Gordon Brown is in his element

Isn’t Gordon Brown looking more comfortable recently? With the current financial (I don’t want to use the word ‘crisis’) situation, I think he is more in his comfort zone, as he was for such a long time Chancellor of the Exchequer to such good effect.

I have felt quite sorry for him since he took office as Prime Minister as it has seemed as if he has been the target of malicious actions such as personal information being lost all of a sudden by government organisations, this and other government misdemeanours apparently showing him to be inadequate as Prime Minister. He has faced considerable criticism from his own party, let alone the opposition and yet he was unopposed in the Labour leader contest (not that you could, as such, call it a contest). Whatever happened to loyalty, and standing by your leader and your party? Don’t these people realise that they are damaging the Labour party far more by all this division than Gordon Brown could ever hope to manage on his own?

But in recent days, Mr Brown has really come into his own. He has led the way in Europe and America with the rescue package that he and his Chancellor, Alistair Darling, have set out, and seems to grow in confidence every time he is seen. I hope for his sake that this is not just a temporary thing, and that the country will stand behind him in the trying months to come.

In America the New York Times says “he is being celebrated worldwide” while the Washington Post describes him as having “emerged from the global financial crisis as a leader whose ideas are influencing policy from Europe to Washington…Brown’s standing with his European peers was in evidence Sunday in Paris, where he was invited to attend an emergency summit of leaders of the 15 countries that use the Euro as their currency. European officials said Brown’s presence added to the sense of unity and authority at the meeting”. In Australia, the Sydney Morning Herald states that “Gordon Brown has won praise at home and abroad for taking a lead in tackling the global financial crisis, reversing his image from doomed ditherer to would-be saviour in weeks”.

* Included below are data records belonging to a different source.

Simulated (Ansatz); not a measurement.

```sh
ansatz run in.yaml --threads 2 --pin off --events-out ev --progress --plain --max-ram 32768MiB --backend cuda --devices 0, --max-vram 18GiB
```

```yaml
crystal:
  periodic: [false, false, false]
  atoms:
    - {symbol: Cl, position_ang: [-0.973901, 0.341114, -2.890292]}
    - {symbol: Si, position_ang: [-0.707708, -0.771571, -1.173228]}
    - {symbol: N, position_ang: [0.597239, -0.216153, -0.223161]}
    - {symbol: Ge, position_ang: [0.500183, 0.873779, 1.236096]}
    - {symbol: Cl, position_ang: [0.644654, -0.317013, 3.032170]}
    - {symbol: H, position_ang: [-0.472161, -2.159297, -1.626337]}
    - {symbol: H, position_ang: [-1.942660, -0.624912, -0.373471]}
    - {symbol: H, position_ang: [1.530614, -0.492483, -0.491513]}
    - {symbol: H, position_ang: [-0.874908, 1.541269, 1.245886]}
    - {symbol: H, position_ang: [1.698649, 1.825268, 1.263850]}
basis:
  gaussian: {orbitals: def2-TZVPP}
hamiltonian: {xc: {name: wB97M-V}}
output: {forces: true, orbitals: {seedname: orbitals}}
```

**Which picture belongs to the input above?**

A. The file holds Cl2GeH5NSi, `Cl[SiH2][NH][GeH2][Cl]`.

Now, I’m not claiming that he’s perfect, and neither am I claiming to be a political expert. But from where I am sitting, I cannot for the life of me see who our alternatives to Mr Brown as Prime Minister could be. I can’t think of any Labour heavyweights who would be up to the job right now. And as for a resurgence of the Conservative party; can no-one remember the 1980s? Even if the Tory party is different now than it was then, I have absolutely no confidence in David Cameron as the leader of our country. And I’m afraid that the Lib Dems are too small a party, even if Vince Cable has had some good ideas recently, to be able to turn it around and govern any time soon. As far as I can see, they missed their chance when the Conservatives were at their lowest ebb a couple of years back. It was then that they could have conceivably leapfrogged their way into becoming the second largest political party.

In my constituency it is a clear fight between Labour and the Tories, so I intend to keep voting Labour for the foreseeable future. A vote for anyone other than them would in effect be a vote for the Tories, which is the last thing I want (other than the BNP, anyway!). I am both anticipating and dreading the next general election, which has to happen sometime in the next twenty months. I am interested to see whether the Tories really have managed to garner as much voter support as is claimed, or whether it is just an interim dissatisfaction with recent Labour policy which will not be strong enough to sway the voters. Either way I think that turnout will be low, as the distinguishing lines between the main parties seem to become ever more blurred.